Who: The Greenhornes
Where and when: Big Day Out, Essential Stage, tomorrow, 12.30pm-1.10pm
Latest album: ****, out now
Since the Greenhornes played the Big Day Out in 2006 - providing one of the day's best sets and earning TimeOut's unofficial "favourite new band" award - Jack Lawrence has recorded two albums each with the Raconteurs and the Dead Weather and toured the world with both.
He also found time to marry photographer girlfriend Jo McCaughey in a double wedding ceremony with Meg White of the White Stripes and her man in May, 2009.
"Tours sure feel longer than they used to be and I kinda wanna head home," he laughs of being a married man on the phone from Nashville, ahead of the band's second Big Day Out appearance tomorrow.
Meanwhile, the other members of the Greenhornes - singer/guitarist Craig Fox and John Bonham-like drummer Patrick Keeler - also did their own thing with Keeler a Raconteur and Fox in a number of bands from his hometown of Cincinnati.
But it's the Greenhornes - the band the friends started way back in 1996 when Lawrence was 19 - where they feel most at home.

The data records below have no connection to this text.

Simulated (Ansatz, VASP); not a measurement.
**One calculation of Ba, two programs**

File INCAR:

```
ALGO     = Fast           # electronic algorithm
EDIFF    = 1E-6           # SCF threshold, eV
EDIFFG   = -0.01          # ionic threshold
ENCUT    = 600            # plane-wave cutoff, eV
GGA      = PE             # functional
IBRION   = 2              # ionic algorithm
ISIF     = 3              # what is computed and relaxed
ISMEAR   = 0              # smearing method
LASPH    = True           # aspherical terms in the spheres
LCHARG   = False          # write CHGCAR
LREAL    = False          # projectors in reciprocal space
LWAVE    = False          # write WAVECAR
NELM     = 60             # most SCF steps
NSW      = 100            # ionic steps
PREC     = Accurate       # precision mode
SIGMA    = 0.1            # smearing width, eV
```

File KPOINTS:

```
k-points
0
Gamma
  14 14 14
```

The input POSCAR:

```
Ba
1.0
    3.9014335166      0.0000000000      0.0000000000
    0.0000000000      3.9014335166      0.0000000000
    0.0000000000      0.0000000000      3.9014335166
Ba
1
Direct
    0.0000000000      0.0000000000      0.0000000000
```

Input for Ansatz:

"It's made me a lot of who I am," says Lawrence, "and it's a place where we started and where we fell in love with music. It's our history, I think. But fortunately we can go out and play with other people and the Greenhornes will always be there.
"I'm not saying these other [bands] are not family, but going back to the Greenhornes is like returning to your first home. There's a lot of my life that has been in this band and Patrick and Craig are like brothers to me."
And Lawrence also points to the importance of what he calls "song history" between the three of them, be it the rowdy 60s' garage rock of Can't Stand It, the squally melodic groove of Pattern Skies, or the covers they play.
For example, Lawrence says they will always play Lost Woman by the Yardbirds, a band they were influenced by when they were growing up.
"That one will always stick around. It just keeps getting a little longer," laughs Lawrence.
It was a reunion of sorts last year when the Greenhornes got back together after a four year lay-off to record a new album and play live.
"It was like, 'Should we play? Can we remember the old songs?' The paranoia goes to your head a bit. But it was just like riding a bike. It all came back. So much so that it kind of surprised us."
The temporary hiatus came about because the band had toured almost constantly since the late-90s.
"It was more like, 'Okay, let's take a breath from this'. And I was happy to do these other projects and we were all working on other things so it worked out."
And this month their new album, entitled **** (aka Four Stars) was released marking the band's first new material in eight years.
In typical Greenhornes' fashion it moves from stompers like Need Your Love, to the steely, fuzz blues of Underestimator, and the spooky and unhinged Cave Drawings, which starts off beautifully and then goes berserk.
"Yeah, we get a little psychedelic on that one I think. And it's got that kind of tribal mystic thing going on."
Which, if their last Big Day Out performance is anything to go by, is what you can expect from their early afternoon set tomorrow - as well as some good-time beefy thrash and bash rock 'n' roll, of course.